OKLAHOMA CITY (AP) — Oklahoma’s top education official outraged civil rights groups and others when he ordered public schools to immediately begin incorporating the Bible into lesson plans for students in grades 5 through 12.

Republican State Superintendent Ryan Walters said in a memo Thursday to school leaders across the state that the Bible is a cornerstone of Western civilization and that its use in classrooms is mandatory.

“It is essential that our kids have an understanding of the Bible and its historical context,” Walters said.

Here are some things to know about Walters’ order, which requires schools to incorporate the Bible as an “instructional support into the curriculum.”

Walters said Thursday Oklahoma state law and academic standards are “crystal clear” that the Bible can be used to instruct students in public schools. Indeed, Oklahoma social studies standards list various biblical stories, as well as other religious scriptures from Buddhism and Hinduism, as primary instructional resources for students.

What’s not clear is whether Walters can mandate the Bible’s use in classrooms. Oklahoma state law says that individual school districts have the exclusive authority to determine curriculum, reading lists, instructional materials and textbooks.

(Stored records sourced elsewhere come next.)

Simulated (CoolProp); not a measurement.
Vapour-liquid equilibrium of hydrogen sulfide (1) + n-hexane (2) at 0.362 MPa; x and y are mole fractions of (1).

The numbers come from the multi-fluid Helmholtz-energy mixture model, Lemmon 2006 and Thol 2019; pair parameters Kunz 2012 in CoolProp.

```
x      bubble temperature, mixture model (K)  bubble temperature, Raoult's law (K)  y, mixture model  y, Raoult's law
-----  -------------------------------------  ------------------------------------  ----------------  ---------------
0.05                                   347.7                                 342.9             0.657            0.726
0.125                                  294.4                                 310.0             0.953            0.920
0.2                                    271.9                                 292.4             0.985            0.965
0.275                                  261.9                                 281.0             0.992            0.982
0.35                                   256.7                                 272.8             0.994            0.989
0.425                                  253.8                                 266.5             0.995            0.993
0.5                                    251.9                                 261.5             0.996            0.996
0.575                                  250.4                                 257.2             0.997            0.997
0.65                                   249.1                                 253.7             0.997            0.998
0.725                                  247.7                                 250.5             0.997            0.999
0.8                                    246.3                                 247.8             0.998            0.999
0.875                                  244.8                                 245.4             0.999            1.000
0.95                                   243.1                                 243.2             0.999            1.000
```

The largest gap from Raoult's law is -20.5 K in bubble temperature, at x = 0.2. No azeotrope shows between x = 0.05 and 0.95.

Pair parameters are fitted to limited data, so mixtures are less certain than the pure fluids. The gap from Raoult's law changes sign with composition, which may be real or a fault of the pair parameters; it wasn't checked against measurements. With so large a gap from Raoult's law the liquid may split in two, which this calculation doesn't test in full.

Andy Fugitt, an attorney for the Oklahoma Center for Educational Law, said his organization has fielded numerous calls from districts seeking guidance on Walters’ order. Fugitt says the order is likely to be challenged in court by First Amendment groups who believe the order may violate the Establishment Clause that prohibits government from “establishing” a religion.

A school district could also sue over the order if they were threatened with punishment for noncompliance, Fugitt said, but Walters’ order didn’t suggest any kind of repercussions for noncompliance.

Oklahoma’s directive is the latest salvo in an effort by conservative-led states to target public schools: Louisiana has required them to post the Ten Commandments in classrooms, while others are under pressure to teach the Bible and ban books and lessons about race, sexual orientation and gender identity.

Earlier this week the Oklahoma Supreme Court blocked an attempt by the state to have the first publicly funded religious charter school in the country.

“It could well be that some of these developments are appropriate and some of them go too far,” said Richard Garnett, a law professor and director of the Notre Dame Program on Church, State & Society.

“There have been times in the last decades where people went too far in kicking religion out of the public square. The Supreme Court has told people that’s not what the First Amendment requires. Now you’re seeing adjustments.”

Walters’ order sparked immediate outrage from civil rights groups and those dedicated to the separation of church and state.

The Wisconsin-based Freedom From Religion Foundation, which recently joined a coalition of groups suing Louisiana over its new Ten Commandments law, vowed to take action to block Walters from forcing the Bible into Oklahoma public schools.

“Walters’ concern should be the fact that Oklahoma ranks 45th in education,” the foundation’s co-president Dan Barker said in a statement. “Maybe education would improve if Oklahoma’s superintendent of education spent his time promoting education, instead of religion.”

Bob Gragg is superintendent of Seminole Public Schools, a central Oklahoma district with about 1,400 students in kindergarten through grade 12.

Gragg said he reads the Bible every morning at his kitchen table, but also is a firm believer in the separation of church and state.

“With the separation I believe church and state are made stronger,” Gragg said. “(Walters) is treading a slippery slope that even if he is successful in the least bit, has grave consequences for our schools, churches, families, state and nation.”